FIVE DAYS AFTER GARFIELD'S DEATH, HIS ASSASSIN ASSERTS: "GARFIELD WAS A GOOD MAN, BUT A WEAK POLITICIAN, AND I WISH ALL HONOR PAID TO HIS REMAINS"

"Friday you published a column & a half of matter taken I presume from Mr. Bailey's(?) manuscript. I am glad you did not publish the entire manuscript as I wish to modify it to fit the fact of the President's departure. Please express Mr. Bailey's(?) manuscript to me at once. If it is not all written out send what he wrote & also his short hand book. Also my revised edition of The Truth which I shall publish under the title of my theology. Send the bundle, by Express, direct to Gen. Crocker, Warden U.S. Jail Washington D.C. without my name on it, & he will hand it to me. I think of giving the book to the American News Co. They can push it better than any co. in N.Y. Please say in the Herald for me, that Gen. Garfield was a good man, but a weak politican, and I wish all honor paid to his remains... [Postscript:] "This was written in a cramped position in my cell which is not so light as the one I occupied before I was shot at. Please attend to this at once as I want to get my book out...."

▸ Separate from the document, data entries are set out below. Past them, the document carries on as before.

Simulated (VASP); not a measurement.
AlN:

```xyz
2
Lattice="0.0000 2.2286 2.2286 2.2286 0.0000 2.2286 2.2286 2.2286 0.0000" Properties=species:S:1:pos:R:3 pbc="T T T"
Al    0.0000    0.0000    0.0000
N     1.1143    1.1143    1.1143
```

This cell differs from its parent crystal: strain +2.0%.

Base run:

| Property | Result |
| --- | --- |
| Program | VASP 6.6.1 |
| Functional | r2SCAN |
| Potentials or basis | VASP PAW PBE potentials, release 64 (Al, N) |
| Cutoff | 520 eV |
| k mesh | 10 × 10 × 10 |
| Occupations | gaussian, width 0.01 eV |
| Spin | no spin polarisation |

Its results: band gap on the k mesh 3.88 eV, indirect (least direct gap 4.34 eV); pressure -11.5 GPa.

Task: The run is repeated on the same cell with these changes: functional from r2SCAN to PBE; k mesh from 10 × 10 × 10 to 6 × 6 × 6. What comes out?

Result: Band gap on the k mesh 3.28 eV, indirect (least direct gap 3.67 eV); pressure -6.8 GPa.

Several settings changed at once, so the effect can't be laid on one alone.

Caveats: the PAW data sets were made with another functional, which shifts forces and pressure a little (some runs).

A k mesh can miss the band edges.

Guiteau, a mentally unstable lawyer and earlier supporter of Garfield who had been rebuffed in his hopes of an office after the 1880 election, shot Garfield in the back on 2 July 1881. The President died of blood poisoning on September 19. At his trial, which lasted from November 1881 to January 1882, Guiteau pleaded not guilty by reason of insanity, but the jury declared him guilty and he was hanged in June.